It has been a month since Bahrain, the United Arab Emirates (UAE), Saudi Arabia and Egypt followed by some other Islamic countries decided to boycott and impose sanctions on Qatar for its dangerous and wayward ways. They tried to make Qatar fall in line, but their efforts may not work. They blocked Qatar’s air corridors, expelled its citizens, recalled their own citizens and closed down their embassies, among other steps.
They claim – with a lot of truth and justification – that Qatar has been harbouring groups and individuals inimical to their interests and to the interests of humanity at large such as allowing mainstream and fringe extremist and terrorist groups like the Muslim Brotherhood, Taliban, Hezbollah and Hamas to flourish and operate from Qatar and be funded by Doha.
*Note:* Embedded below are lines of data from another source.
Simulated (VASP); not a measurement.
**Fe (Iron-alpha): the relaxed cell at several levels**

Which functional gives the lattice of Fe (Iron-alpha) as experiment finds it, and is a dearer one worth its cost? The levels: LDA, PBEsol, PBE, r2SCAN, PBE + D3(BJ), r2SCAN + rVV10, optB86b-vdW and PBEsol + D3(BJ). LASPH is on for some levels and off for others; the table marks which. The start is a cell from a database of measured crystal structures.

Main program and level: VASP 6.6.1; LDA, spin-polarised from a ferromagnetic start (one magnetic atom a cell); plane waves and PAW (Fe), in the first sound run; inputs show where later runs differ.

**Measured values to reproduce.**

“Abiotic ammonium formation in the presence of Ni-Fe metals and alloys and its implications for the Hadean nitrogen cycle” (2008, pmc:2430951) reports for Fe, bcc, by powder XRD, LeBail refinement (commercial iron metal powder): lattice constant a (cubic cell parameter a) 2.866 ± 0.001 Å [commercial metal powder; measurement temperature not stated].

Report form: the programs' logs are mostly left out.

In addition, Al Jazeera TV sponsored by it has been operating from Doha with impunity for many years. Al Jazeera carried insulting, damaging and humiliating reports about Qatar’s neighbouring countries in the name of freedom of the Press. The TV stat=tion has a lot to answer for, as it has never carried any reportage on Qatar’s own shady deals. Those shady deals include its purchase of the World Cup 2022 rights through bribery and corruption, and its human rights violations such as the cover up of the deaths of hundreds of immigrant labourers in the course of the construction of its World Cup-related stadiums.
On top of that, Doha has been more than inordinately cosying up to Iran, something which is anathema to its detractors. Three of those detractors happen to be its fellow Gulf Cooperation Council countries. Iran has been flagrantly trying to create trouble in Bahrain for a number of years, has been occupying the UAE’s islands for decades and has proved to be virulently anti-Saudi in its words and deeds.
But Qatar, buoyed by its gas revenues, will brook none of the criticism and dismissed the 13 demands put out by the boycotting countries out of hand, merely offering to discuss some of them.
Making Qatar Fall In Line
At the end of one month of sanctions the four leading countries [Bahrain, Saudis, the UAE and Egypt], met in Cairo on July 5 and decided to maintain their boycott in view of Doha’s negative response to their demands. And while the four stopped short of announcing any new sanctions for the time being, they minced no words as to what was to come and their perception of Qatar’s recalcitrance.
“It is no longer possible to tolerate the destructive role played by the state of Qatar,” said the statement at the end of the meeting. The UAE minister of state for foreign affairs spoke of more isolation for Qatar: “Next greater isolation, incremental measures and reputational damage stemming from Doha’s continued support for extremism and terrorism.” Even its expulsion from the GCC is being bandied about.
Qatar already blotted its copybook with the US in 2011 by sending its micro air force to help the Libyan rebels in their fight for freedom and democracy. Although Qatar is very rich, it plays a risky game by fronting for Iran.
But will Qatar fall in line and return to the fold?
As of now, it does not look like it is in the mood to be a follower. The Turkish base in Qatar is going ahead despite GCC’s protestations and since the sanctions it has gone all out to embrace Iran since the latter has allowed it to use its air space for Qatar Airways’ Europe flights and is helping to replenish its food stocks [it also shares a major gas field with Iran]. And Al Jazeera TV is there to stay.
Some analysts tend to believe though that Iran now has got such stranglehold on it that Qatar may not be able to withdraw from its embrace even if it wanted to, considering Tehran has for the first time in history found an open-armed ally among Arab countries. But more importantly, money talks. Qatar is the richest country in the world, is flush with funds [just bought a mansion in Manhattan for its housemaids for $41 million], and as if to deride the GCC allies, has dramatically increased its gas output without consulting the regional group.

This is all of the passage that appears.